Proposal managers keep business relationships alive. The proposal manager coordinates communications with potential clients and clarifies the deliverables and terms of the business relationship. Then the proposal manager reviews and presents (sometimes after writing) the contract that seals the deal with a client.
A proposal manager’s work doesn’t end there. It’s their job to make sure the company delivers the goods and services the contract promises.
The proposal manager makes sure the company and the client are in communication as needed and understand each other.
And the proposal manager may wear a contract manager hat and make quarterly reports of revenue, expenses, and profit from all the business relationships of the company.

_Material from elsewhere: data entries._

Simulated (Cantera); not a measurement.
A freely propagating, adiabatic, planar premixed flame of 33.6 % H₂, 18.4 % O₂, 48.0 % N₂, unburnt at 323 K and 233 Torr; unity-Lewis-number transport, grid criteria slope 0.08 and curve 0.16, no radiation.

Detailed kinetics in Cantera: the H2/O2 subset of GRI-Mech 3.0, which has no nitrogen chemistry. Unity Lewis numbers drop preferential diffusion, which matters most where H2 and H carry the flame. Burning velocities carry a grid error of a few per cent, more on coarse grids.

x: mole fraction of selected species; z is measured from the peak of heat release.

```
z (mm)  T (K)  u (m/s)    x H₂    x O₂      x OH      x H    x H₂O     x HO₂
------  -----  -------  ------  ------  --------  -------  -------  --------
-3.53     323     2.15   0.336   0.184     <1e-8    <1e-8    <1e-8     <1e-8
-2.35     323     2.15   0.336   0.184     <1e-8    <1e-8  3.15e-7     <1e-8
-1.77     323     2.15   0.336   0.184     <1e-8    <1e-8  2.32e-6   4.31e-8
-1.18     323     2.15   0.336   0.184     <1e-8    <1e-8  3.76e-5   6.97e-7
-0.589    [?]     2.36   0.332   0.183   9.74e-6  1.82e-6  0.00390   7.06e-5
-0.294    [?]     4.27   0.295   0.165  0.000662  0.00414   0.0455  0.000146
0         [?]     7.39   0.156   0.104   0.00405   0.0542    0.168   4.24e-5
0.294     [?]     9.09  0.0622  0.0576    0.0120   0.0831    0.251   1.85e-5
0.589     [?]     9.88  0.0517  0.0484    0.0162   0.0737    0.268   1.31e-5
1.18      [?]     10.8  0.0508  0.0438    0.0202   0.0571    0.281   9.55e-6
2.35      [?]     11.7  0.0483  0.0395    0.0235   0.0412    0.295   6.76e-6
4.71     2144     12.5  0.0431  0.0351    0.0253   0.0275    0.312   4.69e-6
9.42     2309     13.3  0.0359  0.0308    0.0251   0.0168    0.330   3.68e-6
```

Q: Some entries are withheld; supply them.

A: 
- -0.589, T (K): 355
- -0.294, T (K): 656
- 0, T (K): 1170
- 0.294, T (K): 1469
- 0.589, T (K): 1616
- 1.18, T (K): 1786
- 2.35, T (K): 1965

Proposal Managers Are Part of a Team
The core of any proposal manager job description is a strong knowledge of the RFP (request for proposal) and proposal process. Proposal manager qualifications always include understanding the specific industry as well as the general nature of business contracts. They gather the information needed to respond to an RFP. They maintain leads, resumes, project descriptions, and text libraries in their marketing database. They are responsible for the language of a proposal, working with attorneys when necessary, and keeping all stakeholders in the loop at every stage of the creation of a proposal.
The team for a proposal manager is upper management. Proposal managers report directly to top management and bear complete responsibility for the proposal management process. Almost any answer to the question of how to become a proposal manager at these firms involves experience at another company. A proposal manager resume usually includes a college degree in marketing, business, or communications, along with five years of proposal management experience and strong skills with office management software and image creation software.
In larger companies, the proposal manager will work with other marketing and contract management specialists:
- A proposal development specialist resume would include the same level of higher education and software skills, but without the industry-specific experience.
- A proposal specialist resume could indicate ongoing higher education or gaps in software skills, with general suitability for the job, even without experience.
Is proposal writing a good career? When choosing a proposal manager or proposal writer career, one attraction is salary. According to Payscale:
- The average annual proposal manager salary in the United States is $76,812. A senior proposal manager salary could run as high as $113,000.
- The average annual proposal coordinator salary in the United States is $53,509. A senior proposal coordinator at a large company could earn as much as $73,000, although many coordinators are on a proposal coordinator career path to get to that point.
- The average annual RFP writer salary in the United States is $55,312. A senior RFP writer could earn as much as $78,000 per year, but because the writer works for just one company, the RFP writer career path is more limited.
On the other hand, proposal manager jobs invariably involve long hours. In some proposal manager jobs, remote work is possible, but every proposal manager must be able to collaborate with project executives, project managers, and consultants. They experience high stress and choices in proposal management software can make a huge difference in how much they accomplish for all their efforts.
A Typical Day in the Life of a Proposal Manager
Edited for privacy concerns, here is an actual proposal manager’s day planner:
- 7:30 – 8:30 am Read emails and reply to voice messages. Use software to make sure all stakeholders have seen the new RFP from the customer.
- 8:30 – 9:30 am Go through edits of the proposal from the day before. Used same software package to check receipt of proposals sent to clients the day before
- 9:30 – 9:45 am Use the same software to post quarterly results automatically.
- 11:00 am – 12:15 pm Use that same software package to create a template for responses to RFP’s for a new product line.
- 12:15 – 1:30 pm Lunch!
- 1:30 – 4:00 pm Customize template to make sure it meets the cost accounting requirements of a major customer.
- 4:00 pm Go home!
Not every proposal manager, of course, works an eight-hour day though. What makes the difference? We think the distinction that makes a difference is the ability to spend time on things that make the company profitable.
Successful proposal managers don’t do certain things. They don’t search through email threads to make sure they have read every reply in a thread. They don’t have to worry about contract files that could have been lost on a colleague’s desk or in a filing cabinet somewhere. They find it necessary that anyone involved in contract administration should be connected to a “source of truth” software to confirm cost and bid figures. They can find the progress of a contract proposal and contract fulfillment instantly. And they have a single sign-on form that everyone recognizes for every contract.
We believe that the most successful proposal managers not only have the writing skills, the industry knowledge, and the academic background most often asked about interviews, they also have the contract management software that makes their jobs easier.